The rebels had fled, but before they left they had destroyed a precious archive. The world gasped in dismay as the mayor of Timbuktu announced that a library recently built to hold Timbuktu’s historic manuscripts had burnt to the ground.
At the time the Mayor did not know that while some historic manuscripts were now a pile of ashes, most had been saved. Yet these manuscripts were not the only physical reminders of a rich culture that were destroyed. During their ten months ruling Timbuktu the rebels destroyed most of the city’s Sufi shrines. It was no accident.
The deliberate targeting and destruction of culturally significant items occurs too often. In our life time we have witnessed the detonation of the giant statues of Buddha at Bamiyan in Afghanistan by the Taliban in 2001. In 1992 the heart of the cultural heritage of Bosnia was destroyed when the library in Sarajevo was subjected to the artillery fire of Serbian troops who were encircling the city. The deliberate nature of the attack was evident when snipers shot at firemen trying to save the library.
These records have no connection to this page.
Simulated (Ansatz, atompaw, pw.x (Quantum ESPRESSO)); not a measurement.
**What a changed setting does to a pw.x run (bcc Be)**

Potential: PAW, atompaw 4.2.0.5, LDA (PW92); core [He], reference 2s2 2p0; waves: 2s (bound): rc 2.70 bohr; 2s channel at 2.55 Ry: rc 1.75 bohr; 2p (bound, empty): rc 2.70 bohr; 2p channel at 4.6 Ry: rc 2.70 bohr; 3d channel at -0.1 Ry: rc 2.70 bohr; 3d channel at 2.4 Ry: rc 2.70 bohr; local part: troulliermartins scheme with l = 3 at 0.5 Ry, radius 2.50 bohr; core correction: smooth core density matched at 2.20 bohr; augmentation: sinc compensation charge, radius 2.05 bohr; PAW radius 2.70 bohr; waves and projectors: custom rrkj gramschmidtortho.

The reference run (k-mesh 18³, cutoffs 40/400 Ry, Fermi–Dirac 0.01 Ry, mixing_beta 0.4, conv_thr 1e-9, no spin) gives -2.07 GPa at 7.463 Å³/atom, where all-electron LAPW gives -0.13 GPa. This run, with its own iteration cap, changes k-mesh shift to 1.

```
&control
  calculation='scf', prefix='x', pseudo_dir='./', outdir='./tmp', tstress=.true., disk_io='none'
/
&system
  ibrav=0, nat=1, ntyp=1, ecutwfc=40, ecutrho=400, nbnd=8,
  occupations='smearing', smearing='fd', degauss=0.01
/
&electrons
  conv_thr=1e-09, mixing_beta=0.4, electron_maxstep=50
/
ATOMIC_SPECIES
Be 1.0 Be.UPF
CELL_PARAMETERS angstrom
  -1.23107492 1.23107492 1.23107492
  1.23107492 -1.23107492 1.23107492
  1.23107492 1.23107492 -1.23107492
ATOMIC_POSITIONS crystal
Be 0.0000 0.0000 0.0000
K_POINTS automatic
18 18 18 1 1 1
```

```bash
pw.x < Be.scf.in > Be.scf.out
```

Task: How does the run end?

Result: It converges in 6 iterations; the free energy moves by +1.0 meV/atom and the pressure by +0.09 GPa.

Director, Tim Slade is working on a documentary which he hopes will help people understand the serious nature of this ‘war against culture’.
“The killing of people and the killing of books and buildings are intimately and inextricably related”, states Slade. Referring to Raphael Lemkin, the man who helped to create the UN Convention Against Genocide, Slade observes, “Lemkin saw that it can be difficult to wipe out an entire people, but a group can be annihilated if their identity and culture has been erased.”
Slade has conducted interviews of people who have spent their lives seeking justice for the cultural destruction in Mali, Bosnia, Syria and Iraq. A bibliographer, a prosecutor, a heritage officer and many others in his documentary share their experiences and the importance of this work.
Robert Bevan’s book, The Destruction of Memory, inspired Slade to make the documentary. His passion about this issue is evident in his email to me:
“The book was a wake-up call”, Slade wrote. “I was riveted, and horrified, and energized all at the same time. I knew that the message the book carried had to be transmitted more broadly, to wider audiences, and that making a documentary film based on the book would take Robert’s words into a visual realm, and allow people to SEE and to HEAR and to FEEL the issue.”
A post on the website of the Australian Society of Archivists alerted me to this documentary. Archivists, librarians, historians and curators at museums by the nature of their work are naturally passionate about this issue. We see the consequences of cultural destruction in the past and the terrible consequences it has for people today who are robbed of their cultural moorings.
I also have a more personal reason behind my concern about this issue. Back in 2004 I was working as a public information officer for the Australian Baha’i Community. The Baha’is in Iran are the largest non-Muslim religious minority in the country but they are banned from entering university, from government employment and are vilified in government-sanctioned media.
My task was to keep Australians informed about the seriousness of the situation. In 2004 historic buildings associated with the Baha’i Faith were being destroyed. These acts were clearly part of a systematic effort to expunge the religion and its culture from Iran. The Baha’is in the west placed full-page advertisements in national newspapers to alert as many people as possible about the seriousness of the situation. The statement in the newspapers read in part:
In their determination to rid Iran of the Baha’i community and obliterate its very memory, the fundamentalists in power are prepared even to destroy the cultural heritage of their own country, which they appear not to realize they hold in trust for humankind…”
Sadly, this pattern continues in Iran today with the widespread desecration of Baha’i cemeteries.
The destruction of precious Islamic documents in Mali, the detonation of the statues of Buddha in Afghanistan, and the burning of synagogues on Kristallnacht is a loss to everyone in the world, even though they may not have the same beliefs or ethnic background as the communities who produced these artefacts.
It diminishes all of us, but those communities who are the target of this destruction are at great risk of something worse. Violence against property can easily lead to physical harm to people. Back in 2004 I did not have any reports of physical attacks on Baha’is to report. Ten years later I look at the latest summary of the persecution and see reports of stabbings and the murder of a Baha’i that still has not been investigated by the Iranian authorities.
‘The Destruction of Memory’ documentary addresses a very important issue. Archivists, historians, librarians, curators and anyone who understands history will immediately grasp the enormity of this issue. We need to do everything we can to support the completion of this documentary.
Please support ‘The Destruction of Memory’ project in the final stages of filming by donating money to the Indiegogo fundraising campaign. It ends at 7pm AEDST on Sunday 18th January (or 11:59pm PT on 17 January 17, 2015 for those on the US west coast).
Spread the word about ‘The Destruction of Memory’ on Twitter. Tim Slade’s handle is @sladetimnyc. Check out ‘The Destruction of Memory’ Facebook page and keep an eye on ‘The Destruction of Memory’ website for the release date of the documentary and screenings.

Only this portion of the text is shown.